When Pity Becomes Partiality:

The Difference Between True Mercy and False Compassion

Brent Pollard

Of the two kinds of compassion, only one heals.

That statement may seem harsh. We treat empathy as an absolute good; questioning it feels wrong. Surely, to feel another’s pain and consider his burdens is right. Yes, since if we lack compassion, we miss the heart of Christ. Our Lord, seeing the crowds, “felt compassion for them, because they were distressed and dispirited like sheep without a shepherd” (Matthew 9.36). But to heal, compassion must be joined with truth.

Scripture does not let us rest in sentimentality; instead, it warns us: even pity can be corrupted. Unless compassion is anchored in truth, it can fail to bring healing. It may even harm those it aims to help. Thus, true compassion requires moral clarity.

The Surprising Command of Exodus 23.3

If we wrote the Law, we might warn against favoring the powerful. God does warn about that, but He also says: “Nor shall you be partial to a poor man in his dispute” (Exodus 23.3). The scales tip both ways. Leviticus puts it even more clearly: “You shall do no injustice in judgment; you shall not be partial to the poor nor defer to the great, but you are to judge your neighbor fairly” (Leviticus 19.15).

There is a steel beneath the velvet of biblical mercy. Justice does not consult feelings for either party. Instead, justice seeks what is true, what is right, who has been wronged, and what must be done. These considerations stem from love that refuses to be sentimental.

The Modern Confusion

Consider a story from the news. A young woman did not cooperate in prosecuting her attacker because she believed his ethnicity and background already disadvantaged him. By today’s standards, this instinct looked like mercy. Yet the man was later accused of another attack, one that left a teacher dead.

The second victim now has a story. So does his family. So does the community that lost a teacher. Compassion that loses sight of the innocent has not become more loving. It has become morally disordered.

Modern empathy bends toward the offender. It explores his wounds and childhood, seeking causes for violence. These questions have value. But understanding does not absolve. Explanation does not exonerate. A painful past may explain wounds, but it does not permit wounding others.
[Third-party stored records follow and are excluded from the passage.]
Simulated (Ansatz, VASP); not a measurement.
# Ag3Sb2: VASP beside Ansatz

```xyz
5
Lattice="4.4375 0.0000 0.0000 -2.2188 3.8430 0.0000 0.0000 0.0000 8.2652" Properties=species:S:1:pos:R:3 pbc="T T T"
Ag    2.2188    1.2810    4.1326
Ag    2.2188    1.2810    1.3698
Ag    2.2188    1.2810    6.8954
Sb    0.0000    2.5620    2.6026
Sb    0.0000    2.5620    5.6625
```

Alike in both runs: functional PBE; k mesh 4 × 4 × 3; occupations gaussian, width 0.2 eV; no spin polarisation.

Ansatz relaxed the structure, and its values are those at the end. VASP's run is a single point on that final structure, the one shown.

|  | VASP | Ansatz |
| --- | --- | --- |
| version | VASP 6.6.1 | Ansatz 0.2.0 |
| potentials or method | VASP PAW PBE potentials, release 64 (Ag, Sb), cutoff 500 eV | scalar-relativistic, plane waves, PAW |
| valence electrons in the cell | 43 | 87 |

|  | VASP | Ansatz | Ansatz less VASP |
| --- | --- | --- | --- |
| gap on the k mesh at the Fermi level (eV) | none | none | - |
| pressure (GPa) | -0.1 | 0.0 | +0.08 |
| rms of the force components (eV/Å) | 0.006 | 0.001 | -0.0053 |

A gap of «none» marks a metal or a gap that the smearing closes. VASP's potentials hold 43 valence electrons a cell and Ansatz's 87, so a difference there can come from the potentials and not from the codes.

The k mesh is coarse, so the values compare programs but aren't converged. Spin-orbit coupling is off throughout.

The Abomination God Cannot Tolerate

Proverbs gives the verdict with thunder: “He who justifies the wicked and he who condemns the righteous, both of them alike are an abomination to the LORD” (Proverbs 17.15). The symmetry matters. Excusing the guilty is, to God, the moral twin of accusing the innocent. Both invert the universe. Both call evil good and good evil (Isaiah 5.20). Both grieve God’s heart.

What we excuse, we multiply. “Because the sentence against an evil deed is not executed quickly, therefore the hearts of the sons of men among them are given fully to do evil” (Ecclesiastes 8.11). When consequences vanish, the heart interprets silence as license. Any honest parent knows: a child never corrected grows entitled, not grateful. Discipline is not love’s enemy. It is love bearing responsibility for tomorrow.

The Mercy That Is Not Sentimental

Look at Jesus. No one loved sinners as He did. He ate with tax collectors. He touched lepers. He received the broken, whom respectable people threw away. Yet His mercy never treated sin as harmless. To the woman caught in adultery, He said, “I do not condemn you, either. Go. From now on sin no more” (John 8.11).

There is the mercy: “I do not condemn you.”

There is the truth: “Sin no more.”

We dare not unstitch what Christ wove together.

Zacchaeus is the same picture from another angle. Grace entered his house and stayed, overlooking his past. In response, Zacchaeus stood and said, “If I have defrauded anyone of anything, I will give back four times as much” (Luke 19.8). True mercy does not erase responsibility. It awakens it.

False Mercy in Daily Life

We practice false mercy often. We let loved ones keep lying, raging, neglecting, or harming because they have suffered. We call our silence patience, but it is fear. We call avoidance compassion, but it is cowardice. We tell ourselves love means never confronting or naming what is wrong.

But suffering gives no man moral immunity. The wounded can become wounders. Pretending otherwise does no kindness to him or those he may harm.

This is true in the church, too. That is not cruelty. That is wisdom, walking in the fear of the Lord.

The God Who Holds Mercy and Justice Together

We worship a God who declares Himself “compassionate and gracious, slow to anger, and abounding in lovingkindness” (Exodus 34.6). In the next breath, He says He “will by no means leave the guilty unpunished” (Exodus 34.7). Mercy and justice are not strangers in heaven. They meet at Calvary, where God proved Himself “just and the justifier of the one who has faith in Jesus” (Romans 3.26).

To behold that cross is to learn how mercy looks on earth. There, sin was named with terrible honesty and forgiven with infinite love: at the same moment, by the same act, in the same Savior. We will never craft a mercy that surpasses this.

A Mercy Worth Practicing

The question is not about being compassionate; we must be. The real test is whether our compassion remains disciplined by righteousness: caring for the offender without neglecting the victim, forgiving without dismissing consequences, and being tenderhearted without succumbing to naïveté.

A Christian heart should be soft, but never spineless. Merciful, but never morally confused. Willing to weep over the sinner, and yet willing to stand between him and the people he would harm.

Mercy does not call evil good. Mercy does not abandon the innocent. Mercy does not flatter the sinner into destruction.

True mercy tells the truth, protects the vulnerable, calls the sinner to repentance, and leaves room for grace to do what sentimentality never can.